The compound literal expression constructs an unnamed object of the type specified by type and initializes it as specified by initializer-list. Designated initializers are accepted.

The type of the compound literal is type (except when type is an array of unknown size; its size is deduced from the initializer-list as in array initialization).

The value category of a compound literal is lvalue (its address can be taken).

The unnamed object to which the compound literal evaluates has static storage duration if the compound literal occurs at file scope and automatic storage duration if the compound literal occurs at block scope (in which case the object's lifetime ends at the end of the enclosing block).

Notes

Compound literals of const-qualified character or wide character array types may share storage with string literals.

(const char []){"abc"} == "abc" // might be 1 or 0, implementation-defined

Each compound literal creates only a single object in its scope:

int f (void)
{
    struct s {int i;} *p = 0, *q;
    int j = 0;
again:
    q = p, p = &((struct s){ j++ });
    if (j < 2) goto again; // note; if a loop were used, it would end scope here, 
                           // which would terminate the lifetime of the compound literal
                           // leaving p as a dangling pointer
    return p == q && q->i == 1; // always returns 1
}

Because compound literals are unnamed, a compound literal cannot reference itself (a named struct can include a pointer to itself)
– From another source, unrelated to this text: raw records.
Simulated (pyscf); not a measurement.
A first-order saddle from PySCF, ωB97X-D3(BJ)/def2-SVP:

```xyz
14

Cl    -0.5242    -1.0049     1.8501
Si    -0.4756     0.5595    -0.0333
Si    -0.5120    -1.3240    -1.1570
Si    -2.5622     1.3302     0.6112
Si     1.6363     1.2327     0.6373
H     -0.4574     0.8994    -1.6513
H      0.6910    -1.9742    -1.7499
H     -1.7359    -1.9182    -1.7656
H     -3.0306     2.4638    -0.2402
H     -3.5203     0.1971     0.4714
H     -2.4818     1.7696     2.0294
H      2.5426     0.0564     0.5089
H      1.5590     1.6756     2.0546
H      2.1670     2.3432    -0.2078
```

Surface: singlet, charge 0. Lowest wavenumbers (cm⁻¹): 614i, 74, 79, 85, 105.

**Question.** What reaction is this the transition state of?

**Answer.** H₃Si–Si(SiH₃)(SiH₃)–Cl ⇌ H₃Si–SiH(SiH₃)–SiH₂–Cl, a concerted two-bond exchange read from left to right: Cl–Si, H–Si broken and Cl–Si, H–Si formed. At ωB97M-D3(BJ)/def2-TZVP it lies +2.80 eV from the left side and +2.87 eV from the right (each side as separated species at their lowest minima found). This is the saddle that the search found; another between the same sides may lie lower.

Although the syntax of a compound literal is similar to a cast, the important distinction is that a cast is a non-lvalue expression while a compound literal is an lvalue.

Example

int *p = (int[]){2, 4}; // creates an unnamed static array of type int[2]
                        // initializes the array to the values {2, 4}
                        // creates pointer p to point at the first element of the array
const float *pc = (const float []){1e0, 1e1, 1e2}; // read-only compound literal
 
int main(void)
{
    int n = 2, *p = &n;
    p = (int [2]){*p}; // creates an unnamed automatic array of type int[2]
                       // initializes the first element to the value formerly held in *p
                       // initializes the second element to zero
                       // stores the address of the first element in p
 
    struct point {double x,y;};
    void drawline1(struct point from, struct point to);
    void drawline2(struct point *from, struct point *to);
    drawline1((struct point){.x=1, .y=1},  // creates two structs with block scope 
              (struct point){.x=3, .y=4}); // and calls drawline1, passing them by value
    drawline2(&(struct point){.x=1, .y=1},  // creates two structs with block scope 
              &(struct point){.x=3, .y=4}); // and calls drawline2, passing their addresses
}

References

  • C11 standard (ISO/IEC 9899:2011):
  • 6.5.2.5 Compound literals (p: 85-87)
  • C99 standard (ISO/IEC 9899:1999):
  • 6.5.2.5 Compound literals (p: 75-77)